CODEWITHSUNDEEP
listpython-2.7
user217285
user217285

Reputation: 366

Efficiently adding elements to a list in Python

I'm iterating through a list of over three million items and am assigning them integer values. For organization, I have made a dictionary whose keys are the integers and values are the list of items with that score. A priori, I do not know how many items will have a certain score, so I'm using the + operator to append onto the list as follows:

for e in xs:
   myDict[val(e)] = myDict.get(val,[]) + [e]

My questions are:

  1. Is there a cleaner way of doing this?
  2. What's the time complexity of the + operation? Is it creating an entirely new list, copying the elements from the original list, and adding them in?
  3. What if I was adding an element to a set?

Upvotes: 3

Views: 4610

Answers (2)

Padraic Cunningham
Padraic Cunningham

Reputation: 180471

Yes, append and use a collections.defaultdict:

from collections import defaultdict

d = defaultdict(list)
for e in xs:
   d[val(e)].append(e)

appending is an 0(1) operation, your approach is linear 0(n+k) as you create a new list each time.

If you were in a situation where you were adding multiple items, you would extend your list.

One thing to note is that my_list += some_list is equivalent to mylist.extend(some_list), but it is very different from my_list = my_list + some_list. The former adds to the original list, and the latter is doing what your code is doing, concatenating two lists to create a completely new list.

The complexity for extend or += is 0(k) where k is the length of some_list.

wiki.python has a list of the complexity of common operations in Python.

Upvotes: 2

Mike Müller
Mike Müller

Reputation: 85492

Use append:

for e in xs:
   myDict.setdefault(val(e), []).append(e)

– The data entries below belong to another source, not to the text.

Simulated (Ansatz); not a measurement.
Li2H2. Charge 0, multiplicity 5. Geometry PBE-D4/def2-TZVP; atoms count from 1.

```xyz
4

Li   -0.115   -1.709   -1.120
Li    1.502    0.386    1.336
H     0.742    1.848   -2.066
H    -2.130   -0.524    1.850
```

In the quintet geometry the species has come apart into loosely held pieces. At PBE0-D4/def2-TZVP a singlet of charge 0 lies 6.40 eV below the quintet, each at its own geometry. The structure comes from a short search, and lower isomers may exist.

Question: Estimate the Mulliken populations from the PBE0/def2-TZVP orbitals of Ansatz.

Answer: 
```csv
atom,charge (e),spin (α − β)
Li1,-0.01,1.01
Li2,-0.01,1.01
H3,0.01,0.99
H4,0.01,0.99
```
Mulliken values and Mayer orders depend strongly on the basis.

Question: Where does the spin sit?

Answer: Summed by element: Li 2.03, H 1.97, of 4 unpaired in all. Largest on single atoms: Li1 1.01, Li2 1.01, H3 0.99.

This avoids building a new list every time. The operation list1 + list2 needs to build a new list in each iteration and hence allocate memory. append is more efficient because a list as pre-allocated memory at the end. For example, building a list with append starting from an empty list to a list with 10 million entries takes a bit more than 100 memory allocations.

The setdefault method of dictionaries returns the corresponding value if the key exist. If the key is not in th dictionary, it returns the default. In this case the default is a list. Due to the mutability of lists, we can append to the empty list in the first and to the partially filled list in each subsequent iteration.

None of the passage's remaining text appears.